Over the holidays I was catching-up on my reading. One of the articles I came across involved a debate over which metric was more effective in assessing the success of a defined contribution plan, a plan’s rate of participation or a plan’s deferral rates. While I realize that the article was not discussing “success” in terms of legal success, I still found the article’s premise interesting.
Given the recent legal developments involving pension plans and the increase in cases involving plans either being held liable or settling cases, I think any discussion of a plan’s success must include an evaluation of its ability to create a true “win-win” situation for both the plan participants and the plan itself so as to avoid legal liability issues.
The Department of Labor is expected to release new fiduciary standards sometime in 2013, with the general consensus being much more stringent requirements. Even without the new DOL standards, ERISA already requires plans and plan fiduciaries to meet various duties, including the fiduciary duty of loyalty and the duty of prudence.
The fiduciary duty of prudence requires plans and plan fiduciaries to always out the interests of the plan participants and their beneficiaries first. The duty of prudence consists of various responsibilities, including the duty to avoid unnecessary expenses and the duty to provide participants with a selection of investment options that allows them to minimize the risk of significant losses and “sufficient information to allow plan participants to make an informed decision.”
I recently released a white paper on the Active Management Value Ratio, proprietary metric that allows investors and fiduciaries to analyze the cost efficiency of actively managed funds. The white paper clearly shows that a number of the leading mutual funds used by pension plans are not cost efficient, in some cases even reducing a plan participant’s return. It could be argued that such inefficiency could constitute a breach of fiduciary duty, clearly not a sign of a successful plan.
Plans and their fiduciaries are required to provide plan participants with a sufficient selection of investment options to reduce the risk of large losses and sufficient information to evaluate such investment options and make informed investment decisions. In short, in most cases this simply is not happening.
In most cases plans are primarily an assortment of expensive, highly correlated equity-based mutual funds that unnecessarily expose plans and plan fiduciaries to unlimited personal liability. Furthermore, in many cases plans fail to provide plan participants with all of the information they need to make informed decisions, resulting in liability exposure for both the plan and its fiduciaries.

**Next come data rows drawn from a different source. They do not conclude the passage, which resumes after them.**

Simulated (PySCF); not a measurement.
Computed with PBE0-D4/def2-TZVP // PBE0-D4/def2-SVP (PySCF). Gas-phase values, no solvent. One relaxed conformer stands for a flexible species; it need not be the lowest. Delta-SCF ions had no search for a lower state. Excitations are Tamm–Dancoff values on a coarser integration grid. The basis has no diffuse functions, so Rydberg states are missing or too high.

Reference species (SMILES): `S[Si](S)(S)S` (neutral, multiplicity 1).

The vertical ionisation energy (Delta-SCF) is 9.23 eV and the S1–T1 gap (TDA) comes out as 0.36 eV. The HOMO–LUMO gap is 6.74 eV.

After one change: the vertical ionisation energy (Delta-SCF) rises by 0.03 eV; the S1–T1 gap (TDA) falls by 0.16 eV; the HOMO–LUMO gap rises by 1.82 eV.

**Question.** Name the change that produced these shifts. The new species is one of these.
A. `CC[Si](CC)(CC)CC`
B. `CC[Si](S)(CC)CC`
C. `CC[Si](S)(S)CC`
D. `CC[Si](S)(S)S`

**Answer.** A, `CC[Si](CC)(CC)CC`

Many plans and plan fiduciaries mistakenly believe that they do not face any personal liability by virtue of their mistaken belief that they have complied with ERISA Section 404(c). However, Fred Reish, one of the nation’s leading ERISA attorneys, has testified that over his twenty plus years of ERISA practice, he has never seen a plan properly comply with all of Section 404(c)’s requirements. Consequently, there are a lot of plans and plan fiduciaries that do not realize the risk exposure that they actually have.
In determining whether a defined contribution plan is a “success,” I would suggest that a more meaningful analysis would be whether the plan presents a true win-win situation for both the plan participant and the plan and its fiduciaries by complying with all of the fiduciary requirement required under ERISA and applicable legal decisions, which in turn would reduce any potential lioability exposure for both the plan and its fiduciaries.